English Amiga Board


Go Back   English Amiga Board > Coders > Coders. Asm / Hardware

 
 
Thread Tools
Old 27 August 2018, 15:32   #241
roondar
Registered User

 
Join Date: Jul 2015
Location: The Netherlands
Posts: 1,297
Quote:
Originally Posted by plasmab View Post
Indeed. The 020 doesn’t waste cycles so the chipset will be inserting waits.. as it should. It won’t wait accessing fastram though. The plain 68K would still access fastram like there was interleaved stuff going on.

This is the entire point.
I still don't really agree.

Which is to say, I do agree the CPU has large cycle counts per instruction, but I don't agree that the memory fetch is the only reason why this is. This is not to say the memory fetch is fast, but I don't agree that improving it the way you've suggested (i.e. memory bus = 1 cycle per word instead of 4) would've actually sped up the CPU all that much, if at all, given how the 68000 goes about executing instructions.

The TL;DR version of the stuff below is: the 68000's prefetch means that improving RAM accesses (even when you get it as low as 1 cycle per access) is only viable if the rest of the CPU is also radically changed, because it in reality uses most (if not all) of the 4 cycle period for internal processing of instructions and requires more than 4 cycles to do so for more complicated instructions.

As for why this post got so long, well... I kinda got carried away. Some part of me finds this all way too interesting to be healthy

Long stuff follows:
My point here is that the 68000 does prefetching (read more here: http://pasti.fxatari.com/68kdocs/68kPrefetch.html). It can read and decode the next instruction while the current one is being executed. This means that during a 4 cycle memory fetch the CPU also executes the current instruction, unless more memory needs to be fetched.

As a very simple example (from the link above):
Quote:

Before anything else the NOP opcode needs to be fetched. Every 68000 bus access requires a minimum of four machine cycles. So nothing could be done for four full cycles. Then the opcode needs to be decoded. This would require another two cycles. And finally the instruction would be executed. In this case it would be just to update the PC and would take another two cycles (every 68000 internal processing requires at least two machine cycles). Note that no step could be performed before the previous one is finished.

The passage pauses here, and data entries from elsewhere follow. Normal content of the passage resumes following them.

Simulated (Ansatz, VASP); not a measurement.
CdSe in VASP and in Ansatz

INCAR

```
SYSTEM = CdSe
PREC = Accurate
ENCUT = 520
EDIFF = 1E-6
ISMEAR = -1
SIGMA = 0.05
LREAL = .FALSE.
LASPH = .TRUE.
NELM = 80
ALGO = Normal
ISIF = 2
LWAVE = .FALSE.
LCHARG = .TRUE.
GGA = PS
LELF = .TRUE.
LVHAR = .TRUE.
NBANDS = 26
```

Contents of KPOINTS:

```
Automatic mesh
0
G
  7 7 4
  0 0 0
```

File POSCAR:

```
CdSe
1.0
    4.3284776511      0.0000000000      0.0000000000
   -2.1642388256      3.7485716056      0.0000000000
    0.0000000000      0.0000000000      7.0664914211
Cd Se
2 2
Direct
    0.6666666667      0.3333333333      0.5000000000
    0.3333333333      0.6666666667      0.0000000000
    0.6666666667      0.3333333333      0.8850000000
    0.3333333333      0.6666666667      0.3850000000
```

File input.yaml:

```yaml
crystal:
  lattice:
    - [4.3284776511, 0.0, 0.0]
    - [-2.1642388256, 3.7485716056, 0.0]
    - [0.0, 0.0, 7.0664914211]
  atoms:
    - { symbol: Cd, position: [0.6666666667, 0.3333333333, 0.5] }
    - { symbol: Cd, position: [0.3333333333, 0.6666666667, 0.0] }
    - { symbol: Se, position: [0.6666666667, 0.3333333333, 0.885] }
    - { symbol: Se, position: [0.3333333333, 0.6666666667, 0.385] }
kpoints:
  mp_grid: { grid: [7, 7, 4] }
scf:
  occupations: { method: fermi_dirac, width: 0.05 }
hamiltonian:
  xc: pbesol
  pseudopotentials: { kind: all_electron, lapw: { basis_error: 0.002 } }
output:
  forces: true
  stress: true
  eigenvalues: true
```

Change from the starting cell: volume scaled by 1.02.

So a NOP would have taken 8 cycles, twice as much as it really requires thanks to the prefetch.
Note here that even the simplest of instructions takes 4 internal cycles which all execute while the processor is also busy fetching new data. This essentially means that even if we could shorten the memory access per word to just 1 cycle, the NOP above would still take four cycles because the rest of the CPU can't execute it any faster and is already running concurrently with the fetch.

For me this leads to some conclusions/points/questions:
1) any 4 cycle instruction is not going to be sped up no matter what is changed to the memory interface because the 68000 spends at least that many cycles internally executing even the simplest of instructions (see prefetch document and the NOP example above).

Now, there are not many 4 cylce instructions, but in practice they are rather common in code.

2) It seems some extra internal processing is needed for instructions dealing with 32 bits a opposed to 16 bit.

Commands like add.w dx,dx vs add.l dx,dx and add.w dx,an* suggest 32 bit operations take a bunch more cycles even if no extra memory is accessed. This suggest to me that instructions operating on 32 bits are not likely to speed up with faster memory access even if they do fetch more words.

3) meanwhile, move.w dx,d(an), an instruction that essentially does a add.w dx,an as part of its execution also cost 8 cycles, suggesting that the extra cycles the add costs are all done internally as part of the move to memory and it wouldn't actually speed up if the memory would be fetched any faster.

4) there are a whole bunch of more complicated commands that are also probably unlikely to find any speed up (f.ex. jsr/bsr/rte/trap/etc) due to the similar reasons - each requires the ALU in some capacity.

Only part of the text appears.